Welcome New Statesman (UK) readers

The well-known British magazine mentions us in the course of an article taking a more favorable view than our own of the spread of “compensation culture” across the pond (Stephen Grey, “Turn to the lawyers for justice”, Mar. 8). Also in the U.K., the Risk of Freedom Briefing, edited by Roger Scruton, runs a condensation of one of our writings from last year (Walter Olson, “Litigation Un-Limited”, Issue 18). The Chicago Daily Law Bulletin quotes us on the record number of applicants to law schools, in an article alas not online (Jerry Crimmins, “Record crowd knocks at law school doors”, Chicago Daily Law Bulletin, Jan. 13).
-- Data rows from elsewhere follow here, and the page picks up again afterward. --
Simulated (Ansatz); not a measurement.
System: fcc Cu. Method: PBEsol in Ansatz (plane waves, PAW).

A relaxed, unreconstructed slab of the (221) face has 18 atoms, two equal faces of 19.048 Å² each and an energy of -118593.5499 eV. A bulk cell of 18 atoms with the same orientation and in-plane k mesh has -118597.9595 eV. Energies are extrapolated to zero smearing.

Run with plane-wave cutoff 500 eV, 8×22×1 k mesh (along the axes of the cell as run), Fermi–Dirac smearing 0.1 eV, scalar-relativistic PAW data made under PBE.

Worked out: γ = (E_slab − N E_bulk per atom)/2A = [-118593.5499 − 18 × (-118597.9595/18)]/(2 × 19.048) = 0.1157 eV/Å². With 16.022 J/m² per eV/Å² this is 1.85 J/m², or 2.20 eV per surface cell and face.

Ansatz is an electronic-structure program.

Also not online is a Feb. 16 symposium on litigation reform at Business Insurance magazine, which asked the question: “At which level of government are tort reforms best aimed?” Our response: “Trial lawyers lose because they can’t be everywhere at once. If they have to worry only about fighting running skirmishes at the state level, they’ll usually do pretty well at blocking reform. But when a big campaign goes on for federal-level tort reform, even if it fails — which it usually seems to — a bunch of states will often manage to pass serious reforms, as happened last year in Texas and elsewhere. Washington also has an indispensable role to play in setting ground rules for state-court lawsuits against out-of-state defendants, not to mention the large class of cases that arise under federal law.”